Remote Desktop: New connection has been rejected with reason: Authentication failed

Hello all,
How to troubleshoot the following error which happen when sharing the same node with several sessions ?


This is using OOD 2.0.29 on CentOS 79
This happen on Edge and Chrome browsers.
I’ve tried to look at the logs of the session after we killed the job without success.
Is there a way to increase some log verbosity or which logs should be checked other than the session one ?

Sometimes it’s also another error message “too many retries”, as explained in that ticket Unable to connect to a Linux remote session : Authentication failed. Too many tries · Issue #865 · Azure/az-hop (github.com)

Thank you,
Xavier

In your output.log do you see the message Setting VNC password... alot?

We reset the password every-time someone logs in. So any password is one time use only.

I suspect you seem to be rotating through them so quickly that the password in the view is the incorrect password.

Do you have some other mechanism that would login to this server and cause us to refresh the password before you (the user) can use it?

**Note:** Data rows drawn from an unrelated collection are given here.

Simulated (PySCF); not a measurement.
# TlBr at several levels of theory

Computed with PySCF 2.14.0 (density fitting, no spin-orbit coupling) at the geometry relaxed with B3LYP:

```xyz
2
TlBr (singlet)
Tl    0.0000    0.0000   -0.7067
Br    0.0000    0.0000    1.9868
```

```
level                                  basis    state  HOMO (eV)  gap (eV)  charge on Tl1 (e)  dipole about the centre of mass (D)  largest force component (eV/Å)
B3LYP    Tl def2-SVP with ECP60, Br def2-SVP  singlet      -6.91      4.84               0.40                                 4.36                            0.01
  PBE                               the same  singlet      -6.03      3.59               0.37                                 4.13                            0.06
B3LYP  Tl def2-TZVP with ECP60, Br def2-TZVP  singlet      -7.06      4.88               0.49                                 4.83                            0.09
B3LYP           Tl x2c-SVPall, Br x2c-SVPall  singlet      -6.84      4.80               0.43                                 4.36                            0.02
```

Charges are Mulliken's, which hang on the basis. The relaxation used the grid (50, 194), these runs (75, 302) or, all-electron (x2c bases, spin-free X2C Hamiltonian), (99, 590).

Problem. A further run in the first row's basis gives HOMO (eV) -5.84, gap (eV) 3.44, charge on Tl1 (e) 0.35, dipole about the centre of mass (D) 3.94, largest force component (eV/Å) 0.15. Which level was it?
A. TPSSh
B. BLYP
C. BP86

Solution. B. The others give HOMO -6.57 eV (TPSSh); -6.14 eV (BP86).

Thanks Jeff. In the output.log I can see a single Setting VNC password...
And the password in the URL is the one the connection.yml
The only suspicious messages are these ones

WebSocket server settings:

  • Listen on :61006
  • Flash security policy server
  • No SSL/TLS support (no cert file)
  • Backgrounding (daemon)
    WARNING: no ‘numpy’ module, HyBi protocol will be slower
    Traceback (most recent call last):
    File “/usr/bin/websockify”, line 11, in
    load_entry_point(‘websockify==0.8.0’, ‘console_scripts’, ‘websockify’)()
    File “/usr/lib/python2.7/site-packages/websockify/websocketproxy.py”, line 525, in websockify_init
    server.start_server()
    File “/usr/lib/python2.7/site-packages/websockify/websocket.py”, line 973, in start_server
    tcp_keepintvl=self.tcp_keepintvl)
    File “/usr/lib/python2.7/site-packages/websockify/websocket.py”, line 741, in socket
    sock.bind(addrs[0][4])
    File “/usr/lib64/python2.7/socket.py”, line 224, in meth
    return getattr(self._sock,name)(*args)
    socket.error: [Errno 98] Address already in use
    Scanning VNC log file for user authentications…

I’m trying to understand where the job_script_content.sh is built so I can add more logs and tests in it. I’ve checked in /var/www/ood/apps/sys/bc_desktop but not all scripts are there.

I’ve an understanding of this issue. This is occuring on a VM being shared across multiple connections, and for which we are controlling the port range being used to only 10

    vnc:
      min_port: 61001
      max_port: 61010

When a session is terminated either after the walltime expired, the session is deleted or the job is killed, there are remaining processes like the ones below

So those are accumulated over the time and at the end are exhausting the number of ports, hence the error message :

socket.error: [Errno 98] Address already in use

so how to clean nicely all processes started by the remote session once the job is finished ? This is using OpenPBS. The most important seems to be the websockify one.

One more element, I don’t see any after.sh or clean.sh in the output session directory, maybe this is where this cleanup code should be added ? If so how ?

Thank you

I’m not familiar with the PBS setting, but in Slurm I would point you to ProctracType and that you need to set it to cgroup.

PBS may be tracking processes’ it needs to clean by parent process ids. As such, these may not get captured because the parent process of some of this is 1 (systemd). These processes however, should still be a part of the jobs’ cgroup.

So cleaning processes by cgroup is better than by PPID.

https://slurm.schedmd.com/slurm.conf.html#OPT_ProctrackType

I confirmed that I’ve been able to solved this issue by :

  • implementing the pbs_cgroups hook (after backporting a fix done in 20.x to 19.x)
  • installing nc as it was not there and the fallback mechanism to find port didn’t work when sharing the same machine across several users.

This topic was automatically closed 180 days after the last reply. New replies are no longer allowed.